On Election Night '02, however, euphoric was not the condition of Democrats - well, at least not for most. The electorate reselected the progressive and environmental Democratic council incumbent, but removed the progressive Democratic commissioner and rejected three Democratic council candidates.
Two of the rejected council candidates, Lucille Bertuccio and Bill Hayden, were among the most progressive candidates any party, including the minor parties, have ever offered Monroe County. What happened to make such a difference between two elections? I think by looking first at the differences between the off-year elections the causes may suggest themselves.
Only two interrelated things are ultimately important when analyzing and planning elections: turnout and support. You want a high turnout of your supporters and high support from those who turn out. Just how many Democrats and Independents who lean Democratic turned out in both election years?
A decent way to estimate partisan turnout, since voters don't wear partisan badges nor have partisan physical features, is to look at a generic race. By generic race I mean a contest in which none of the candidates are known and thus party label becomes almost the sole cue for voters. Usually any, or an average, of the state administrative races are used. For this analysis I used the Treasurer of the State contest as the generic estimate of party strength.
In '98 in the generic race, Republicans beat Democrats 49.7 percent to 44.7 percent, with the Libertarians getting 5.6 percent. In '02 things got worse for the Democrats, with the Republicans getting a 10 percent difference in the generic race, 51.9 percent to 41.5 percent. Did this change in generic partisanship come from between-election switching or from respective nonvoting in the '02 election?
The generic race, as did the whole '02 election, saw a decline in voter participation compared with the previous off-year election. Of the 1,816 voter drop-offs in the generic race between '98 and '02, nearly 90 percent (1,628) of it came from the Democrats. In fact, the Republicans lost only 360 voters at the generic line in last Tuesday's election.
As estimated from the generic vote, the '02 election had about the same number of Republicans and around 13 percent fewer Democrats.
Did the change in partisan turnout matter? You bet! Looking at Democratic Commissioner Brian O'Neill's race, we see that in '98 he got nearly 22 percent more votes than the Generic Democrat. In '02, he got about 12 percent more votes than the Generic Democrat. His opponent in '98 got about 6 percent fewer votes than the Generic Republican and in '02 got about 10 percent more.
Sounds impressive for O'Neill's '02 opponent, Herb Kilmer, doesn't it? Yet the simple fact is that even if O'Neill had repeated his 22 percent over the generic performance of '98, he still would have lost in '02 because of the relatively lower generic Democratic vote. Needing 13,090 votes to win, he would have only gotten 12,800. On the other hand, had the generic partisan turnout in '02 equaled that of '98, then even the lower 12 percent more O'Neill votes than the generic Democrat would have produced 13,572 votes, or a narrow victory. Such is the power of partisan turnout!

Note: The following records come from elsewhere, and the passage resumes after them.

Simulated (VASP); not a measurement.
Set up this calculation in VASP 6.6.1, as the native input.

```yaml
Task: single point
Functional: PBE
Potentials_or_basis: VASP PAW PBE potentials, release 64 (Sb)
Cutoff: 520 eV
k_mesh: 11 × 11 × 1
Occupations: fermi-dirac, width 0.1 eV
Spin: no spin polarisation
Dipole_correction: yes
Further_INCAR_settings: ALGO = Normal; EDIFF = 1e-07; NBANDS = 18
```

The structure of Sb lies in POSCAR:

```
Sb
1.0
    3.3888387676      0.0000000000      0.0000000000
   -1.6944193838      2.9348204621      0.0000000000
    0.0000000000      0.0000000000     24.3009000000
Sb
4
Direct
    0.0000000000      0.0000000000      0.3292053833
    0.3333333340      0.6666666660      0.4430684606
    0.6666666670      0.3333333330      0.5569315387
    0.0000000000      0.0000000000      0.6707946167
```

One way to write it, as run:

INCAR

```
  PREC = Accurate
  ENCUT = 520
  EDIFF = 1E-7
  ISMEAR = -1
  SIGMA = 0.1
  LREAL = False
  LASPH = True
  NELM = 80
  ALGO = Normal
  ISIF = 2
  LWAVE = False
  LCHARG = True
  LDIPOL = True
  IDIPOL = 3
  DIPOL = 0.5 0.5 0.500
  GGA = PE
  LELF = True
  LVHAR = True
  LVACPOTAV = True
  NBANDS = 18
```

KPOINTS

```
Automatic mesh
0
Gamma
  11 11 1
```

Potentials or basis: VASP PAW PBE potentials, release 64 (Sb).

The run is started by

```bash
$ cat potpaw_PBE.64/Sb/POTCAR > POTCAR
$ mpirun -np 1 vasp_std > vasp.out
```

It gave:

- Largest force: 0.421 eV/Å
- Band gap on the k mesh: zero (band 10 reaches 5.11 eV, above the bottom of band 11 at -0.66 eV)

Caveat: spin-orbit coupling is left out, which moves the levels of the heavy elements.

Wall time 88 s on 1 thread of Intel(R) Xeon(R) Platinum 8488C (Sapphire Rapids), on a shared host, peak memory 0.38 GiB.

Why didn't more Democrats (persons who vote Democratic in generic races) turn out? The three levels of government give us some clues.
Nationally, many Democratic analysts and politicians claim that the national party has not sufficiently demarcated itself from the national Republicans and have given the Bush Administration a free ride. The consequence has been a growing number of dispirited Democrats in the electorate for whom the party label is a discounted and fuzzy political cue.
At the state level, many incumbent governors seem to have lost popularity as the economy has gone South with a bad effect on state finances. Indiana governor Frank O'Bannon has not escaped this fate and his administration has become a drag on the party label - again reducing its value as a voting cue.
Locally, some Democrats defeated in the party's primary have stomped on the party label in a vat of sour grapes. Sneering at the primary election decision of the party's rank-and-file, they have actively campaigned for Republicans. Furthermore, they sullied the party organization in the ever-eager-for-a-spoon-fed-story Herald-Times.
Small wonder that some potential voters were confused about the local Democratic Party. With ambiguous partisan cues, potential Democratic supporters simply didn't vote. Despite the lessening of partisanship in determining voting behavior, it is still recognized as the most significant variable in voting.
Furthermore, the turncoats had a demoralizing effect initially on Democratic Party workers. Time spent defending the party organization from sniping from those who supped long and often at its table was time not spent on campaign organization and delivery. The irony here is that their infidelity and its impact on Democratic turnout harmed the political career of their local political Adonis, John Fernandez. Imagine the spin required to convince the big national and state players that loosing your own county to "whatever was the Republican's name" is really a sign of electoral strength.
The '02 local election also ushered into local campaigning a heretofore-unseen nastiness grounded in inaccurate and irrelevant claims about the opponent's character. Brian O'Neill and Lucille Bertuccio in particular were the targets of politics as character assassination. The crudeness of the messages may have not produced many results had their availability been limited. But obscene and unprecedented amounts of land speculator and developer money, some from the Turncoat Democrats mentioned above, made sure that the nastiness was offered wide and often.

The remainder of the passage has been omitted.